Due to the biases of recency, this list skews towards books read in the last 2-3 years. But they are all fantastic books, and some of them have influenced my life and (especially in the case of Vita Nostra) the way I read, so I thought it was worth at least highlighting a few books.

Faeries of Dreamdark: Blackbringer book cover

Dreamdark: Blackbringer by Laini Taylor. I have reread this book four times. The first three were sometime before 2010, when I checked out three books from the library and loved this one so much that instead of reading all three books, I read this one three times back to back. It held up as a reread in 2013, and it still lives in my memory as one of the best books I’ve ever read. I am still trying to get my hands on a copy with the original, now-out-of-print orange cover that I first read.

Vita Nostra by Marina and Sergey Dyachenko. After finishing this book, I knew it was a fantastic book, but I didn’t think it would end up on any “favorite reads” lists. And then I couldn’t stop thinking about it. I still can’t. It took a spot in my top 5 for 2021, and here it is again in noteworthy books of the last ten years. It had a significant effect on my reading habits – I’m reading more translated books, more Russian literature, more magical realism, more literary stuff that’s weird and out there and bizarre. I am still chasing the high of this book, looking for something else that’s as surreal, unsettling, and utterly, helplessly engrossing.

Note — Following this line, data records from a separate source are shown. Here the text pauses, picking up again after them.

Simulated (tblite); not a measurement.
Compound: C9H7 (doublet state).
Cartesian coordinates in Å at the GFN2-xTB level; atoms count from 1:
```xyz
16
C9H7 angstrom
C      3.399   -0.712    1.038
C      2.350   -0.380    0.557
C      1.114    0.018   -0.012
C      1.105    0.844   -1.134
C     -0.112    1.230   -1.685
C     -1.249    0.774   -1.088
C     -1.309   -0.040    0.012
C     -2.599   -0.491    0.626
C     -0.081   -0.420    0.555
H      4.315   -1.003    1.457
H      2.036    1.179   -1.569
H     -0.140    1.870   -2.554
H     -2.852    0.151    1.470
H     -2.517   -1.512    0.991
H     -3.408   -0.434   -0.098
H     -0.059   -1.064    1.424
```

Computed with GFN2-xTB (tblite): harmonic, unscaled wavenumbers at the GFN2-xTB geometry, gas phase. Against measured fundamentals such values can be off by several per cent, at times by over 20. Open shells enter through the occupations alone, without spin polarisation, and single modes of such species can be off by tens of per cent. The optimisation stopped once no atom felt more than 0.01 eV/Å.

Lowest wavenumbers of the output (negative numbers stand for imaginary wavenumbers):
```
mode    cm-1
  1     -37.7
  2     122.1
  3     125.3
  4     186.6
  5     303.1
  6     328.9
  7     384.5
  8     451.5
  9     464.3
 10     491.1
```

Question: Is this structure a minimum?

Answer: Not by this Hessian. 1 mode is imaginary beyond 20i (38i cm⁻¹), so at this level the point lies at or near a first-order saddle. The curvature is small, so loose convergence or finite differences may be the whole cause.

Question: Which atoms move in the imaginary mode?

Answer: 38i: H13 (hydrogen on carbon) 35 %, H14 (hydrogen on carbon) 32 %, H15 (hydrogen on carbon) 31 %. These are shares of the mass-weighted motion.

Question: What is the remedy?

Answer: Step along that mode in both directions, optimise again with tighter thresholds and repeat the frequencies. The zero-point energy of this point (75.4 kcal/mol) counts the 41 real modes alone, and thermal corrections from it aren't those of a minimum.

The cover of "The Life-Changing Magic of Tidying Up," featuring red text on a background of a blue sky with clouds

The Life-Changing Magic of Tidying Up by Marie Kondo. I don’t know what it is about this book, but despite having never used the KonMari organizing methods on my stuff, I keep coming back to it. I first read it in 2017 on CD in my car, then reread it as an ebook in 2019, then again as an audiobook in 2021 and twice 2022. It’s a combination of comforting and inspiring and I love the calm, relaxing, and overall hopeful mood – kind of like a mom or older sister who gently says, “Yes, I see we have a problem, but I know we can fix it together.” I even (temporarily) converted to Shinto because of this book. It’s almost a comfort read, in a way, which is absolutely bizarre for a book on cleaning and organizing. Regardless, I find it worth reading just for itself.

Severance by Ling Ma. I picked this up mainly because it didn’t sound like anything I’d read before, and by the time I finished it I felt off-kilter, like my life (or my psyche) was in a box that just got knocked off a table and nothing inside can ever be the same again. I’m still thinking about it, or more accurately I’m still trying to recover from it. It’s one of those books that’s both horrible and fantastic in that it will absolutely mess you up and you should definitely not pick it up unless you’re ready for existential despair, serious soul-searching, and a sudden and intense desire to reevaluate your entire life. One of the very few books I would legitimately describe as life-altering.

An Honorable Mention to a Few Noteworthy Reads

The Artemis Fowl series by Eoin Colfer. It starts out solidly in the Middle Grade and slowly transitions into Young Adult, and I discovered it at the perfect age for it to help ease my reading transition into YA.

Dare Me by Eric Devine. This is less because the read itself was remarkable (it was very good, but not earth-shattering), but because I’m particularly proud of the review. On Twitter, the author called it “maybe the best review of DARE ME yet.”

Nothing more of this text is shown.